Researched and written by Jeannette Briggs
Photos courtesy CanalGuide staff
The Falkirk Wheel is truly a unique structure. Not only is it the first boat lift of its type anywhere in the world, but it is also a marriage of engineering ingenuity and architectural imagination that combine to form an eyecatching working "sculpture", and a superb tourist attraction in its own right. It is the World's first rotating boat lift, and the first boat lift to be built in Great Britain since the Anderton Lift in Cheshire, which dates from 1875. It is 115 feet high, 115 feet wide and 100 feet long and stands in a huge water basin with mooring for 20 boats.
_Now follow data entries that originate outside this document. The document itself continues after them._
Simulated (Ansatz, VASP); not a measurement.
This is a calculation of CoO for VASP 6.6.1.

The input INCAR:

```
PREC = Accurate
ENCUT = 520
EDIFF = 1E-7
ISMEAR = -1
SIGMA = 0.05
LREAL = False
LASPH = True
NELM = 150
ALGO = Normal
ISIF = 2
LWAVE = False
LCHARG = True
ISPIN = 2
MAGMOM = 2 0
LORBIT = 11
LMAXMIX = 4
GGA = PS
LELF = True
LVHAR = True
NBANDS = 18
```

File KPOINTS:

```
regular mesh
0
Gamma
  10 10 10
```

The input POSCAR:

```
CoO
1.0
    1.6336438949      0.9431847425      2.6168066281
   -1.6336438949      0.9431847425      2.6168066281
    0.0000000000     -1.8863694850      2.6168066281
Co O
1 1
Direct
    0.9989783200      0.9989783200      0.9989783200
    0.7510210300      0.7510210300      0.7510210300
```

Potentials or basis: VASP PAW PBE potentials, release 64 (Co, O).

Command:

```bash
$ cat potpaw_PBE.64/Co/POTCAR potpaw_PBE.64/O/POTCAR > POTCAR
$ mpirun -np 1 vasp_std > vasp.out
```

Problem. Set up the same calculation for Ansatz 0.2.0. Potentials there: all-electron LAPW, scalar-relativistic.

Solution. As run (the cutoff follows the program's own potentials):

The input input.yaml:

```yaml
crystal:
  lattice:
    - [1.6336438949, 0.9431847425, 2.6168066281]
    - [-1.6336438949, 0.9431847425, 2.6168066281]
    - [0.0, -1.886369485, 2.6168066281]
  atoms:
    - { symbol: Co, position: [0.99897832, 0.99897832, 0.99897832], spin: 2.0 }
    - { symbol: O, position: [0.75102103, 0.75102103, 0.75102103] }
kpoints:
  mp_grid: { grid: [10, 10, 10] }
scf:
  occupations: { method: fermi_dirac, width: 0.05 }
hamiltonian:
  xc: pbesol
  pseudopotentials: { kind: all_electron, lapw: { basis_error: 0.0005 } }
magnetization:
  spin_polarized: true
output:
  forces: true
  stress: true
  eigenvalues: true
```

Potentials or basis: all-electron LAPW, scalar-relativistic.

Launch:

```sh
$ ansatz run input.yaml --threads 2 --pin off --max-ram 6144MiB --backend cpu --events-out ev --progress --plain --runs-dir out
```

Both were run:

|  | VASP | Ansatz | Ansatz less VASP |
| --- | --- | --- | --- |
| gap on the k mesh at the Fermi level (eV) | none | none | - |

The Falkirk Wheel is located near the Scottish town of Falkirk in the lowlands of Scotland, about half way between the two cities of Glasgow and Edinburgh. At this point the two main canals that traverse the centre of Scotland - the Union Canal and the Forth and Clyde canal - join together, thus enabling boaters to travel across the central plain of Scotland.

Formerly, the junction of these two canals at Falkirk was made possible by a flight of 11 locks, but this flight fell into disrepair and they were closed in 1963. Following the closure of these locks the two canals continued operations as separate entities, and they entered a spiral of decline and abandonment.
It was not until the approach of the Millennium that plans were made to reconnect the two canals and to re-open the through route from Glasgow to Edinburgh, and this became known as the Millennium Link. The prime aim of this was to encourage new canalside development and leisure activities across the whole of Scotland's central area. However, it was acknowledged by the engineers that this concept would have problems from the outset, because the route of the two canals was obstructed in 32 places by infilled bridges or pipelines, and most of the locks, bridges and aqueducts needed some repair work. All this work was taxing enough for the civil engineers, but from the very first it was apparent that the single most difficult problem on the whole Millennium project would be that of re-connecting the two canals at Falkirk. Several ingenious ideas for connecting the canal were proposed and discussed, and these ranged from an overhead monorail with the boats carried beneath, a funicular railway and a giant see-saw.
Gradually, the concept of a turning wheel was developed, and this evolved into the exciting and innovative design that you see today.